I think we can safely say that Nazism is inconsistent with Christ's teaching. But as the article explains, Hitler's support, when broken down that way, was more among Protestants than Catholics.
There's no way that the "article explains" that or any such thing. The article never mentions Protestants or any other religious group, or even the percentage of Catholics backing the National Socialist Party prior to 1925. Catholic support was in decline by 1923, because the Nazis turned their propaganda focus elsewhere:
This coincided with an upsurge in anti-Catholicism in the other folk movements in Munich that also affected part of the Nazi party. According to Hastings, in this period many Catholics left the Nazi party, and those who remained did so by sacrificing their Catholic identity. The Catholic priests who had joined the party also left. In fact, in the fall of 1923 the Archdiocese of Munich-Freising had forbidden them from attending meetings of the Nazi party.Once re-founded, the previous Catholic orientation was reversed and in large part replaced Christianity with its own set of martyr figures drawn from the failed putsch. From that time too Hitler no longer portrayed himself as a believing Catholic or even as an advocate of Christianity, Hastings affirmed.

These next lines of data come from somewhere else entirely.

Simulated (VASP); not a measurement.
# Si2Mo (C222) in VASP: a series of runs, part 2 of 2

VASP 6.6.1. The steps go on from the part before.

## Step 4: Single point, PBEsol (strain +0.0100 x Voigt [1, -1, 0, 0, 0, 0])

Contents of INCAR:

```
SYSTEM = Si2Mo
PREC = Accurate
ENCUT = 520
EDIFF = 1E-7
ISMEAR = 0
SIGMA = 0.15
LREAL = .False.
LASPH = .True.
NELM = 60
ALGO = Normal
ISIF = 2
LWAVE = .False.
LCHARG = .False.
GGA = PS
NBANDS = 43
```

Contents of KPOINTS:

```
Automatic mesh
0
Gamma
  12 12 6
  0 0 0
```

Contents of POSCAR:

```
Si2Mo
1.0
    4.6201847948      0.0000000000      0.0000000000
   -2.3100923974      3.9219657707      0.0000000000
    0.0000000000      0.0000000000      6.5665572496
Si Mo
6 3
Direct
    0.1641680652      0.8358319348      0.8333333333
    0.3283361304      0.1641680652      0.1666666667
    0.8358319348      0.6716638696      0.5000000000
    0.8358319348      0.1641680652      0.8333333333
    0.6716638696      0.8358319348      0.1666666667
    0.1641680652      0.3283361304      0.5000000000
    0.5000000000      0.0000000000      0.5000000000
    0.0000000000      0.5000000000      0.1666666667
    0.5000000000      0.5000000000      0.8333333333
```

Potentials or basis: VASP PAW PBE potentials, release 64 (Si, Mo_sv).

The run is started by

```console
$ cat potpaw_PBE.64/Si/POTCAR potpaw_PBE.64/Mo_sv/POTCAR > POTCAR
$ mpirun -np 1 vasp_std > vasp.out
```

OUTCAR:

With time the Nazi movement became more and more overtly anti-Catholic to the point where the Nazis strongly opposed the establishment of a concordat between Bavaria and the Vatican. They were also openly critical of the papal nuncio Archbishop Eugenio Pacelli, the future Pope Pius XII. The German bishops were frequently attacked in Nazi publications, particularly Cardinal Michael von Faulhaber, who just prior to the 1923 putsch had spoken out in defense of the Jews.